KC purchases components from unrelated persons, assembles them into paliographs, and sells the completed products to unrelated persons. There would appear to be no related persons in this picture and therefore no room for application of the foreign base company sales income rules of subpart F. The branch rule of section 954(d)(2), however, is designed to supply the related person that is required for those rules to apply. The branch rule applies to “situations in which the carrying on of activities by a controlled foreign corporation through a branch or similar establishment outside the country of incorporation of the controlled foreign corporation has substantially the same effect as if such branch or similar establishment were a wholly owned subsidiary corporation deriving such income.” It authorizes regulations providing that “the income attributable to the carrying on of such activities of such branch or similar establishment shall be treated as income derived by a wholly owned subsidiary of the controlled foreign corporation and shall constitute foreign base company sales income of the controlled foreign corporation.” In effect, a branch of a CFC may be deemed to be acting as a separate corporation on behalf of the remainder of the CFC, thereby invoking the foreign base company sales income rules.
The branch rule is of 1962 vintage and operates on the basis of certain assumptions: that the sales function of a controlled foreign corporation is relatively mobile and may be taxed at a lower rate than the manufacturing function; that the manufacturing function is not mobile and not likely to be taxed abroad at an especially low rate; that a separation of the sales function from the manufacturing function can result in a significantly lower tax on the controlled foreign corporation than the tax that would apply if all its income were subject to tax in the jurisdiction where it was incorporated; and that the country of incorporation (presumed to be the country of residence) is a useful reference point. Some of these assumptions seem quaint in the modern world.

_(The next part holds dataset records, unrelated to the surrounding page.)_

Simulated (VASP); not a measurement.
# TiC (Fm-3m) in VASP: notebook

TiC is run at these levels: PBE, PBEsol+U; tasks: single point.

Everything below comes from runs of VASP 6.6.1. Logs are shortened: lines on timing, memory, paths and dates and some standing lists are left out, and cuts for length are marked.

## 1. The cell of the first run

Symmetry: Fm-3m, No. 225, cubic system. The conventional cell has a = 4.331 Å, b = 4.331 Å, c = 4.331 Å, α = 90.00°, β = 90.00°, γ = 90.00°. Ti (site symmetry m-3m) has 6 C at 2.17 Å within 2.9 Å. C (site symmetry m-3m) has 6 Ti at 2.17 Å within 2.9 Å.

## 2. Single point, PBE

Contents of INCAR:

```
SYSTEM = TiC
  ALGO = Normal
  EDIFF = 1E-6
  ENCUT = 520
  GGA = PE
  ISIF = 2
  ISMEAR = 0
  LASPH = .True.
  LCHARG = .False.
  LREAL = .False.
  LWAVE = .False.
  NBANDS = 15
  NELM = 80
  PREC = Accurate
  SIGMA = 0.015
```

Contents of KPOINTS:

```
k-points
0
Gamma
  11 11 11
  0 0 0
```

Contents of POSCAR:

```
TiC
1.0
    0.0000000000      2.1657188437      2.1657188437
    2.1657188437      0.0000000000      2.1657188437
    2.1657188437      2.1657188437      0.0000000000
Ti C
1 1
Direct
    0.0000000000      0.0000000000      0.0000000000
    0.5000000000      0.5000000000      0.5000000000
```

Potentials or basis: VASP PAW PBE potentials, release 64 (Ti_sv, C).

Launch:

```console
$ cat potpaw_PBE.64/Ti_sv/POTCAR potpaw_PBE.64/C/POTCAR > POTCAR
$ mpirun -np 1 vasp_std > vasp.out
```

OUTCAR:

Activity of personnel at Kumquat’s headquarters appears to amount to either a “sales branch” or a “manufacturing branch” of KC, or both. Headquarters personnel orchestrate all KC’s paliograph sales and engage in the types of activities that taxpayers successfully advanced as “manufacturing” for purposes of avoiding a finding of foreign base company sales income under section 954(d)(1). Regulations first issued in 2008 added a “substantial contribution” test to the concept of “manufacturing.” Substantial contribution includes a variety of activities spelled out in reg. section 1.954-3(a)(4)(iv), including “oversight and direction of the activities and process pursuant to which the property is manufactured,” “material selection, vendor selection, or control of the raw materials, work-in-process or finished goods,” “control of manufacturing related logistics,” and “quality control.” In response to comments from the public, the IRS stated that the same broad definition of “manufacturing” would be used not only for purposes of section 954(d)(1) but for the branch rule of section 954(d)(2) as well.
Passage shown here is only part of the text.